Homemade pie pastry has many uses, both sweet and savory. It can be used in pot pies, quiches, fruit pies, and more. The key to good pie pastry is to keep the fat (in this case the butter and shortening) cold during the pastry-making process. Cold fat won’t fully incorporate into the flour mixture (you’ll have some visible pieces of fat in your dough), which will melt when the pastry is cooked, leaving small pockets in the dough — this is what makes pie pastry light and flaky. Anne Willan’s LaVarenne Pratique, an essential culinary reference book for both novice and expert cooks, shares this recipe for pie pastry.
To make a 10-inch shell
2 cups flour
1 teaspoon salt
2 teaspoons sugar (for sweet pies)
⅓ cup cold, unsalted butter
⅓ cup shortening or lard
1 egg yolk (optional)
¼ cup cold water (more if needed)
Sift the flour with the salt (and sugar if using) into a bowl. Add the butter and shortening to the flour and cut the fat into small pieces with a pastry cutter or two knives (using one in each hand).
Then, rub the pieces of butter and shortening with your fingertips until the mixture forms fine crumbs, lifting and crumbling to help aerate it. Be careful not to handle the butter and shortening too much though — you don’t want to warm or melt it.
Make a well in the center of the mixture; add the egg yolk (if using) and the water.

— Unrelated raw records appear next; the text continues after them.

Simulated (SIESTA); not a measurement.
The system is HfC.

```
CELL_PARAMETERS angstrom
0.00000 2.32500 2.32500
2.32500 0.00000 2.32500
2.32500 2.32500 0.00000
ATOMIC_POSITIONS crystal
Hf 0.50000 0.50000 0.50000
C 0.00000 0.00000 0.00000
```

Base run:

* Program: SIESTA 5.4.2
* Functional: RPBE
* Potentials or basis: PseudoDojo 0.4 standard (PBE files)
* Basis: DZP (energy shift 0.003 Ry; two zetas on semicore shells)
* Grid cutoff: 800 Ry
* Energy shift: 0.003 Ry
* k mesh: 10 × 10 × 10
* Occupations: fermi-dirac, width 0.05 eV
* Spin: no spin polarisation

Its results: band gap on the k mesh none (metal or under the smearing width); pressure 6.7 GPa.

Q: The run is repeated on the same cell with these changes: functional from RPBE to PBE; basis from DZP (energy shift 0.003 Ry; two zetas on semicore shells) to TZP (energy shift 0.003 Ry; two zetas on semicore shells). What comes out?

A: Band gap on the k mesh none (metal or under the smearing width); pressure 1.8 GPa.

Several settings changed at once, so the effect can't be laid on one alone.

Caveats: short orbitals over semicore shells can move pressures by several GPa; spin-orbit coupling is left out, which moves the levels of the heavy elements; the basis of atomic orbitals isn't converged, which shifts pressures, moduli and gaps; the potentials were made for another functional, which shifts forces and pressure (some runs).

Mix quickly with a knife to form crumbs. If the crumbs are dry, mix in 1 to 2 tablespoons more water. Press the dough together with your fingers. It should be soft but not sticky.
Work the dough lightly with your hand for a few seconds to form a rough disc. Wrap it tightly in plastic wrap and chill in the refrigerator for 30 minutes or until it is firm.